Thomas Wijk (Beverwijk 1616 – Haarlem 1677)
I think I saw this one at the Wakefield Gallery, but never took it down. The tower doesn’t quite dominate this picture as it is not placed dead centre. At first our eye is drawn to the foot of the tower and who we see there. The faded orange hues make for peaceful sunset look… or sunrise.
G.W. Berckhout 1650’s
A fantastic landscape, but it isn’t just the fort itself. We see this picture is full of life, fishermen are going about their daily business while commoners clean and wash in the river.
Daniel de Blieck (Middleburg 1630 – 1673)
Not architecturally accurate according to the description, but beautifully designed anyway. Again, it’s not just the setting, a lot is happening within this picture. Can’t really see in this resolution, but a dog wanders about while a grave digger is hard at work.
Adam Frans Van Der Mealen (Brussels 1632 – Paris 1690)
A beautifully painted landscape of Louis XIV’s garden, he is even in the picture on the far right
Picter Neefs Senior (Antwerp 1578 – 1656)
Hauntingly peaceful in it’s design. Those that dwell within stay within the light, or close to it. We can explore that meaning, as only those in the white robes appear to be within the darkness. Perhaps some religious overtones are present, about the tried and untried. Only those with iron faith might wander the dark without fear of loss.
Cornelius Norbertus Gilsbrecht (Antwerp 1659 – 1678)
Many many remakes and interpretations of this picture as I understand, the linked image isn’t the one that was in the gallery, but close too it. The picture itself is about how we concern ourselves with material pleasures while time goes by. It is important to note the semiotics within this painting. The skull next to the burnt out candle indicates death and the passage of time. Their proximity implies they are connected. The empty wine glass indicates worldly pleasures, somewhat dwarfed by the deathly message. The morale being, don’t invest too much time in world pleasures, time is short and there is much else to do.
Alexander Johnston (Edinborough 1815 – 1891)

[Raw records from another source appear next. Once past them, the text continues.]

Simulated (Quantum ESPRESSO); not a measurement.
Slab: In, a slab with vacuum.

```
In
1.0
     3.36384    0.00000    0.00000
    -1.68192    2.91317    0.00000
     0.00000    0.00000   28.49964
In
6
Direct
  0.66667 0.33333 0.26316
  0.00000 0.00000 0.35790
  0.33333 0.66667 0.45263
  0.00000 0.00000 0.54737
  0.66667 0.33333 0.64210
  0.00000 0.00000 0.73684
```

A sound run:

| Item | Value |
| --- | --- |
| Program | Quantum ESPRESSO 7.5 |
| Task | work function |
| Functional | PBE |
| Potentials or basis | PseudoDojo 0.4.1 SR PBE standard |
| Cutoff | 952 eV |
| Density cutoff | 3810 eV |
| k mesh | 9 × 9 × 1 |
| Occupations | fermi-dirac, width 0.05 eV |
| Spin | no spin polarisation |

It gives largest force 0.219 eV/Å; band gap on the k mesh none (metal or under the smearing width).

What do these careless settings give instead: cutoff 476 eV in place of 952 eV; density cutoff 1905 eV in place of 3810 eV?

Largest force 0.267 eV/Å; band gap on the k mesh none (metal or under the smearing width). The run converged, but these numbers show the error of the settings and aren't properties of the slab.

A fantastic example of a picture that tells an entire story. Press gangs were navy men that were able to draft other men without warning into the navy by royal order. It’s fair to say they were hated. We see in the picture that the man in red is to be drafted, torn away from his love and into navy life within the same day. A couple flees in the background, and concern of the citizens is evident. We can’t see the entire picture here, but I think there is a book and rose that has been dropped on the ground, we could assume the draftee’s love probably dropped them in her shock. A fallen rose represents so much more though…
Arthur Hacker (London 1858 – 1919)
Not much too this one, I just think it’s a good example of human proportions and the female form. The Nymph Daphne (a minor figure of Greek Mythos) was attempting to escape the Apollo the Sun God, and she was turned into a laurel tree to escape him.
Atkinson Grimshaw (Leeds 1836 – 1893)
A like the sheer depth of this picture, our eye travels smoothly from foreground to background. We see the way the street lamps glow against the soaked streets and the looming silhouettes in the background.